The 2005 Legislature gave WSU funding to increase new graduate student enrollment. But the state and Graduate School intend to get a much greater bang for the buck.

Rather than just the 60 new positions the state funded for 2006 and 2007, Dean Howard Grimes wants the money to work as a catalyst to generate even more funding and greater numbers of graduate students for WSU. He also wants departments and units to use this opportunity to explore strategic planning, restructuring, goal-setting and other types of changes that would improve and expand graduate education.
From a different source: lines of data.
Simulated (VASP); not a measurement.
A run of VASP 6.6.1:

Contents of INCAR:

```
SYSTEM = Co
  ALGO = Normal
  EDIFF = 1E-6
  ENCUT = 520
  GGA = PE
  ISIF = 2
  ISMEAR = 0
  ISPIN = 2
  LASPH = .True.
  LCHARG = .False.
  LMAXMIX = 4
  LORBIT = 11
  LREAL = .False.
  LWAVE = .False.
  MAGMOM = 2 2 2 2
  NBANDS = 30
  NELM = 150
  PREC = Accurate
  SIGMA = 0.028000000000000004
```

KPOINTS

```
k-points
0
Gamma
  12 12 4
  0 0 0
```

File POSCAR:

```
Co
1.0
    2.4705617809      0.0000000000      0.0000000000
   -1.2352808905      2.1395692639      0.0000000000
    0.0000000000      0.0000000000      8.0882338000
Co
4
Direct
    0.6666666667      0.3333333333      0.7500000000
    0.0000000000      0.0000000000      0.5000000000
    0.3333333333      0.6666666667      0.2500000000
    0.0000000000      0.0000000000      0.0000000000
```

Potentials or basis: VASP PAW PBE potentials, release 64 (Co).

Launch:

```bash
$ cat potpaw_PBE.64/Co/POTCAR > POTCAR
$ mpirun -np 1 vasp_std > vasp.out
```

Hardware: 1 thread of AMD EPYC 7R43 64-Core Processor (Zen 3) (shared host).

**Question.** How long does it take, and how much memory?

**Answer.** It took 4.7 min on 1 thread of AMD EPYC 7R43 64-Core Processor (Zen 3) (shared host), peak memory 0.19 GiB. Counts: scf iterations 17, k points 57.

Toward these ends, the Graduate School is making the new student funding available in response to competitive requests for proposals (RFPs) that will be accepted through Wednesday, Nov. 23. More information on the RFP can be found online at http://www.gradsch.wsu.edu by clicking on the RA (research assistant) link.

Included on that site are criteria addressing the Graduate School’s expectations of catalytic growth and program excellence and expansion. For example, if a department uses the state money to support two new RAs whose work helps draw outside grants that will support two more new graduate students next year, that’s catalytic growth — the state money is a catalyst to effect other funding and expand the number of graduate students.

Similarly, RFP criteria encourage units to look strategically at the quality of their programs for graduate students — training, diversity and undergraduate education, for example — and to consider reconfiguring some aspects as they prepare their proposals.

“This is an opportunity for units to think about the mission of their Ph.D. program,” Grimes said. “How might they strategically distribute the funding among their faculty to the best advantage? How might they allocate the money to enhance diversity?

“They might use some of the money for training teaching assistants early on, before the TAs are made to teach undergraduate classes that they might not be prepared to teach.

“This is an opportunity to implement new strategies,” Grimes said.

As departments rise to this challenge, they will be helping the university achieve some top objectives for graduate education: to increase the quality of incoming graduate students; to increase Ph.D. enrollment and graduation numbers; and to enhance the national reputation of WSU Ph.D. programs.

Evaluation of the proposals will be done by a panel of graduate school deans from doctoral-intensive institutions across the country. Funding will go to proposals that are the most innovative from a national perspective, Grimes said.

“The primary objective of the Graduate School is to enhance the quality of our Ph.D. programs and students. These funds can make a real difference in achieving national impact,” he said.